Getting injured while at work is a scary and frustrating experience, especially if you feel you were partly to blame for the accident. You are probably concerned about whether you will still be able to collect workers’ compensation benefits if you were at fault for your workplace injury, but the good news is that the workers’ compensation system is not fault-based, unlike personal injury claims. Therefore, regardless if you fully to blame or just somewhat at fault for your own injuries, you can still receive workers’ compensation.
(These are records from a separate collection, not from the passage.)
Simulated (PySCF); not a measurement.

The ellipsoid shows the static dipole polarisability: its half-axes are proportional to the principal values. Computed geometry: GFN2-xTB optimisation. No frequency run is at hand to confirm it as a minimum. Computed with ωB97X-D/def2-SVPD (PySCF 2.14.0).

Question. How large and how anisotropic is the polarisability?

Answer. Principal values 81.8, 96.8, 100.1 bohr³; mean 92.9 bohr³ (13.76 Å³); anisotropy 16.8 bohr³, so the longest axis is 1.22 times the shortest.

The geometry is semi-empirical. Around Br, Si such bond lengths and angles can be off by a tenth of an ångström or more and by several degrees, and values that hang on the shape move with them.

There are some exceptions to the rule, however. Depending on the circumstances of the incident, there are some rare cases in which an injured employee would not be able to receive these vital benefits.

Exceptions to the Rule

As a general rule of thumb, injured employees are able to receive workers’ compensation even if their own negligence caused the accident that resulted in their injuries. That said, there are some situations in which a worker would not be eligible for workers’ compensation benefits, such as:

  • You intentionally injured yourself: Intentionally injuring yourself will not only render you ineligible from receiving workers’ compensation benefits, but it is also illegal and considered fraud. If it is proven that you staged your own accident to extract these benefits, you will have a lot more to worry about than simply not receiving workers’ compensation benefits.
  • You were involved in a violent altercation: Did you start a fight with a co-worker? If you threw the first punch and the fight that ensued resulted in your injuries, you would not be eligible for workers’ compensation benefits, even if your co-worker verbally provoked you through insults.
  • You were intoxicated: If you were intoxicated your eligibility to receive workers’ compensation benefits is likely in serious jeopardy.

Additionally, although it is not legal for an employer to terminate a worker’s employment due to a workplace injury, if you caused your own injury in any of the aforementioned ways, your employer could fire you for taking unnecessary risks at work. Hire an attorney if you are unsure if you qualify for workers’ compensation benefits.